Minnesota’s Office of Secretary of State has determined that the Socialist Equality Party has more than met the minimum petition requirement of 2,000 signatures to place our candidates, Bill Van Auken and Jim Lawrence, on the ballot for the November 2 presidential elections. On Monday, September 13, one day before the deadline for submission of petitions, the Elections Division office determined that the 2,404 signatures obtained by SEP petitioners qualified Van Auken and Lawrence to appear on the Minnesota ballot.

The SEP’s campaign received an important response from workers, students and professionals in Minnesota who have been subjected to a strong dose of the “anybody but Bush” tactic employed by the Democratic Party (known in Minnesota as the DFL or Democratic-Farmer-Labor Party), which seeks to browbeat workers into voting for John Kerry as the lesser of two evils.

Throughout much of the 20th century the DFL dominated the state’s politics through a limited liberal reform policy that made concessions to workers, farmers and sections of the urban middle class. But the DFL has followed in the footsteps of the rest of the Democratic Party establishment and subordinated the living standards of Minnesota workers to the profit requirements of the global economy and transnational corporations. So much so, that the DFL’s decline has put the state’s 10 electoral votes up for grabs in the presidential race. Minnesota, the only state carried by Walter Mondale in his landslide loss to Ronald Reagan in 1984, is now considered a “battleground” state, closely contested between Kerry and Bush.

A number of working people eagerly signed the SEP petition on the basis of their solidarity with the ideals of socialism. Minnesota has a long tradition of socialist political activity and working class radicalism, going back to the 1934 general strike in Minneapolis led by the Trotskyists of the Communist League of America, one of the forerunners of today’s SEP.

Others signed the petition out of a deep disgust with both candidates nominated by the Republican and Democratic parties. Among the signers were also Kucinich volunteers who were appalled at the caving in of Kucinich delegates from Minnesota to the Democratic Party convention when they failed to mount a floor fight on any issues, particularly the war in Iraq.
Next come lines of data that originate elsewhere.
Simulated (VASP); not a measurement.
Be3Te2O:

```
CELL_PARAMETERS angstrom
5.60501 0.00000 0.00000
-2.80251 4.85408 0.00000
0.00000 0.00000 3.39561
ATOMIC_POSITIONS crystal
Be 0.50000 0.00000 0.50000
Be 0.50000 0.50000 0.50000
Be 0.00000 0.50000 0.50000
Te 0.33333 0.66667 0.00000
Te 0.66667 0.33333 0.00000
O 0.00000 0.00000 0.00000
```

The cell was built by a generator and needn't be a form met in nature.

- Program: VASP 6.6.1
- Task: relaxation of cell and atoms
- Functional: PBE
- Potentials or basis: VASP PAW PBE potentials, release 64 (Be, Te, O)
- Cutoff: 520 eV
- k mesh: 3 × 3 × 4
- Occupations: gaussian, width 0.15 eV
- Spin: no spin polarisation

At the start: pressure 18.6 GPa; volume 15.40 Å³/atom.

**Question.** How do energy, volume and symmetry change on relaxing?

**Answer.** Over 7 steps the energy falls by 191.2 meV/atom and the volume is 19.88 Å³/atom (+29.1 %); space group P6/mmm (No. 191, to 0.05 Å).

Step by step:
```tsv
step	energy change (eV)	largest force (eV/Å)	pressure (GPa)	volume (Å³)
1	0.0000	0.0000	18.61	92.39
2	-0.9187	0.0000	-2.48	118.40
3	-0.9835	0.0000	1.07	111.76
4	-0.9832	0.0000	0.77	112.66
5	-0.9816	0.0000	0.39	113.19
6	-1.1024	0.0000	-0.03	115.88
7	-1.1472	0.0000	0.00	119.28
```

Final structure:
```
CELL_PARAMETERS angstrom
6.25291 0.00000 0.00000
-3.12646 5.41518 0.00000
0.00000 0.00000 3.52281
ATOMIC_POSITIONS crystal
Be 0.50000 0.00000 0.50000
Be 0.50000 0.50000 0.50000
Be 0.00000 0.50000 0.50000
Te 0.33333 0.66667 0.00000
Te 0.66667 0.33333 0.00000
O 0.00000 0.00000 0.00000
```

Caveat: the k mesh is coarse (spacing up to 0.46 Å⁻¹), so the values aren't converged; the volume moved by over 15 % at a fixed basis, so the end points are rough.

A considerable number of those who signed initially resisted out of fear that to allow other candidates on the ballot would take votes away from Kerry. But the “anybody but Bush” mentality often crumbled when SEP petitioners pointed out the bankruptcy of a nationalist perspective of liberal reform, given the evolution of the global economy, and counterposed the necessity of establishing the political independence of the working class based on a socialist and internationalist perspective.

A significant number of those who signed were young workers and students who were motivated by opposition to the war in Iraq and hostility to the prowar stance of both Kerry and Bush.

Some hard-core DFLers who refused to sign the petition expressed open support for US imperialism and an utter indifference to the plight of the Iraqi people suffering under US occupation. When a petitioner commented to one of them that if Kerry were elected it would result in the continuing death of Iraqis, not to mention US troops, the Democrat Party loyalist responded, “I would rather have Iraqis die under Kerry than have Iraqis die under Bush.”

Another Kerry supporter who refused to sign the petition declared she had a feminist perspective as opposed to the SEP’s socialist perspective. When the SEP petitioner asked, “What about extending your feminist perspective to the women of Iraq,” she responded, “I don’t care about Iraqi women.”

Shortly after the SEP submitted its signatures to the Elections Division, supporters of Ralph Nader submitted 4,781 signatures, with the expectation that he will be challenged by the Democratic Party. DFL party chairman Mike Erlandson indicated that he might review Nader’s signatures. Jenna Norwood of StopNader.com, a branch of the political action committee Democratic Action Team, told Minnesota Public Radio, “As soon as he turns his petitions in, we’ll start reviewing them to make sure they’re legitimate. And we’ll do in Minnesota what we’ve done in other states.”